Question about differentiability in $\mathbb{R}^n$

Question

I found this peculiar problem:

Let $A\in \mathcal{M}_n(\mathbb{R})$ be a symmetric matrix, $B\in \mathcal{M}_{1\times n}(\mathbb{R})$ and let $C$ be a real constant. Prove that $p:\mathbb{R}^n\to \mathbb{R}$ defined as:$$p(\mathbf{x})=\langle A\mathbf{x},\mathbf{x}\rangle +B\mathbf{x}+ C$$is differentiable in $\mathbb{R}^n$.

Clearly $B\mathbf{x} +C$ is differentiable but the inner product involving $A$ is causing me some trouble. I don't get why the condition of $A$ being symmetrical is set, and I could extend the inner product in terms of $A$ to prove differentiabilty by justifying it's a $C^1 (\mathbb{R}^n)$ function; but it seems out of place. I wonder if there's an inequality (Cauchy-Schwarz will help?) I could use to prove that the inner product is differentiable by definition, or some other quicker/fancier way.

Answer 1

You are right, the condition of $A$ being symmetrical is useless here.

The inner product is bilinear and continuous (as is any bilinear map in finite dimension, but here you can indeed use Cauchy-Schwarz inequality to prove it).
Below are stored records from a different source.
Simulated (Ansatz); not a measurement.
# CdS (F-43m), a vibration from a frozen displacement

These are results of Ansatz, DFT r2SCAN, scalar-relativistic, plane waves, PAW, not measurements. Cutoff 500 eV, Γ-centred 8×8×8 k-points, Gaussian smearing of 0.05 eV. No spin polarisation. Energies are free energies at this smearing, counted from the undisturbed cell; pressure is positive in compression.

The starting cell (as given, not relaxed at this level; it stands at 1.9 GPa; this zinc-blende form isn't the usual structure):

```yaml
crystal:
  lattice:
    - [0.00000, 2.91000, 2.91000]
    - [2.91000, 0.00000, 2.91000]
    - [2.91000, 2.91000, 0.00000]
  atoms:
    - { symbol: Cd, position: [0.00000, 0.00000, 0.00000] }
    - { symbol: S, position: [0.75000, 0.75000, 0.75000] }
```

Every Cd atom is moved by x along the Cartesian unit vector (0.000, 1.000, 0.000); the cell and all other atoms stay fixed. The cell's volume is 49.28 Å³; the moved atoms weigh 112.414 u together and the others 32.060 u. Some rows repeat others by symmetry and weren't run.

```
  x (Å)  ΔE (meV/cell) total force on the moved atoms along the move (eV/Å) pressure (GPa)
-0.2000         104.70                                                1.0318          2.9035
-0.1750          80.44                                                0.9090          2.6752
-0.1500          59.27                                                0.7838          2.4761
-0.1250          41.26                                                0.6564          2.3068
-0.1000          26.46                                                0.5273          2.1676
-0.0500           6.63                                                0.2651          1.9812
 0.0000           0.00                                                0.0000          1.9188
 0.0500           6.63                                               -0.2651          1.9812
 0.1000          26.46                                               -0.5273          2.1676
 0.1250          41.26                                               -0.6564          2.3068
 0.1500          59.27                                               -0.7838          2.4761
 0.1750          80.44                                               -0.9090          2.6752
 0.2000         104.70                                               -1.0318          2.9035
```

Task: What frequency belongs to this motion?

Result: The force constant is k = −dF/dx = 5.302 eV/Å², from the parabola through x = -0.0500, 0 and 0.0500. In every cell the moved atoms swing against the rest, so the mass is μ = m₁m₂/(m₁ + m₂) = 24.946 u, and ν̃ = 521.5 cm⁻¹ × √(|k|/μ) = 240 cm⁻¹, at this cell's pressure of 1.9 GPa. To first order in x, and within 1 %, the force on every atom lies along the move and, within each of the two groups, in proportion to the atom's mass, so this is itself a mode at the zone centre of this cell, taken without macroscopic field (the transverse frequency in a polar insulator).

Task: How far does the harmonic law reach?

Any continuous bilinear map $B$ is smooth and $$DB(a,b)(h,k)=B(a,k)+B(h,b).$$

Answer 2

It is true for each matrix $A= (a_{ij})$. The $i$-th component of $A \mathbf x$ is $\sum_{j=1}^n a_{ij}x_j$ and therefore we get. $$\langle A \mathbf x, \mathbf x \rangle = \sum_{i=1}^n(\sum_{j=1}^n a_{ij}x_j ) x_i = \sum_{i,j=1}^n a_{ij}x_jx_i .$$ Clearly all partial derivatives exist and are continuous, and therefore $\langle A \mathbf x, \mathbf x \rangle$ is differentiable.

Answer 3

$p(\mathbf{x})$ is a polynomial function of the coordinates of $\mathbf{x}$. Polynomials are differentiable. I think that is all you need to say. I agree that the condition that $\mathbf{A}$ is symmetrical is irrelevant.